Of the foods available in the neighborhood, poor quality was another material impediment to obtaining food, especially for fresh foods but sometimes packaged foods as well. Women described withered fresh fruits and vegetables, rotting “green” fresh meats, and expired canned and packaged foods. One woman reported:

Healthy foods are not really available [in neighborhood] like I would like them. Different vegetables they usually don’t have it or they might have it for a day. I would definitely say it influences you…and the things that are healthy are sometimes old and outdated.

Economic

Another category of environmental barriers to obtaining food was economic, specifically high food prices at both small local stores and supermarkets. With respect to neighborhood corner and convenience stores, women proposed multiple explanations for what they perceived as inflated prices. Some recognized that high prices may be due to the inability of these stores to purchase foods in large enough quantities. Yet, others felt that local stores were taking advantage of local residents without transportation who depended on the stores. Explaining that these stores were owned by “Arabs” or “Caucasians,” several women thought that these owners were “overcharging” and getting rich off the African-American clientele. A couple reported that stores “jacked up” prices because they knew customers receiving food assistance relied on their stores. When asked whether she could get the foods she wanted in the neighborhood, one participant explained:

No, you basically get the basic type of food and the only place you can get it cheap is [Discount Grocer] and everywhere else they jack it up a little bit because they know that a lot of customers are Link customers. They can’t charge taxes. So, they jack-up the regular price of the food so that they can make their money that way.

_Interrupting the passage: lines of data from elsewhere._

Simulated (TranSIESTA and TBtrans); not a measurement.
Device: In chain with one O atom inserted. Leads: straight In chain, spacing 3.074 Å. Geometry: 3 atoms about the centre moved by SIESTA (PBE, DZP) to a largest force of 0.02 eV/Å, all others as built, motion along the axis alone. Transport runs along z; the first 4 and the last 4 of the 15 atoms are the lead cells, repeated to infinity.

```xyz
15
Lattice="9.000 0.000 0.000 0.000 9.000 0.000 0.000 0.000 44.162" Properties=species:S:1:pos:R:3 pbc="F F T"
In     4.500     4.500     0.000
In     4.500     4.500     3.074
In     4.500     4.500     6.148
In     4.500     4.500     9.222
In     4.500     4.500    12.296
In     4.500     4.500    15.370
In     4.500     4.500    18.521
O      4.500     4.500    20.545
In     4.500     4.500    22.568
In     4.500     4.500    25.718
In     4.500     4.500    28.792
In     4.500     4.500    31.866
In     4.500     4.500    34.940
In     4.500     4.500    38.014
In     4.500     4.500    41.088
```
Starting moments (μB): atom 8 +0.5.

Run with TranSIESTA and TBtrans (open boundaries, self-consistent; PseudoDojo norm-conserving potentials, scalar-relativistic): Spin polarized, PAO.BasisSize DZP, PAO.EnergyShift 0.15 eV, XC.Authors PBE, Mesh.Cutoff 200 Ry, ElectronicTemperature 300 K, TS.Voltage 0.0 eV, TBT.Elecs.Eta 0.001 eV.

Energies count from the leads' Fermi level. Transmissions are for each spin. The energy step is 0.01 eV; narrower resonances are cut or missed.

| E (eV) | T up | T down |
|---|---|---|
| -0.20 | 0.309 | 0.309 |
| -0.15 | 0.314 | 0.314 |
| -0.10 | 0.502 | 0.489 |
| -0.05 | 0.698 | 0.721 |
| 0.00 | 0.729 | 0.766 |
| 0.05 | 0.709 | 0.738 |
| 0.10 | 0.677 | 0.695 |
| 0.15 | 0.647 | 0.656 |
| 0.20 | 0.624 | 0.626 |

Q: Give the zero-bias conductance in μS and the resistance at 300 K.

While they generally were satisfied with food variety and quality, many women thought the prices at full-service supermarkets outside the neighborhood were too high, to the point of being “ridiculous.”

Social-interactional

Women identified multiple social-interactional features of stores that hampered their ability to obtain desirable food in an acceptable environment, including safety concerns, poor customer service or treatment, crowding, and unsupportive sales practices. First, lack of safety was identified as a major social-interactional deterrent to food acquisition at local stores. Many safety concerns stemmed from problems with people hanging out in front of stores, panhandling, soliciting drugs, and harassing shoppers. One woman explained,

I don’t really like going certain places…cause I just don’t feel safe. But not only that, say if I go to a grocery store and say a guy try to talk to you…in front of the store, if you don’t talk back to them they will spit on you.

The proximity of liquor stores and a strip club to some stores was seen as contributing to the problem.

Second, several women described poor customer service or treatment as another social-interactional barrier to food acquisition that was encountered both inside and outside the neighborhood. Among commonly reported grievances were employees’ “surly” or “snotty” attitudes and lack of basic courtesy such as not asking if they may help you, saying “thank you,” and counting back change. Women also identified inappropriate employee behaviors such as smoking at checkout, cursing, flirting with customers, and watching “like you’re going to steal something.” Some women attributed these problems to owners or employees being of a different race/ethnicity, from outside the neighborhood (when experienced at local stores), or young.

Crowding was a third social-interactional impediment to food acquisition. In addition to weekends and evenings when more people shopped, women reported that stores were particularly crowded at the times of the month when food assistance benefits are distributed. Women described long lines and aisles so congested it was difficult to pass.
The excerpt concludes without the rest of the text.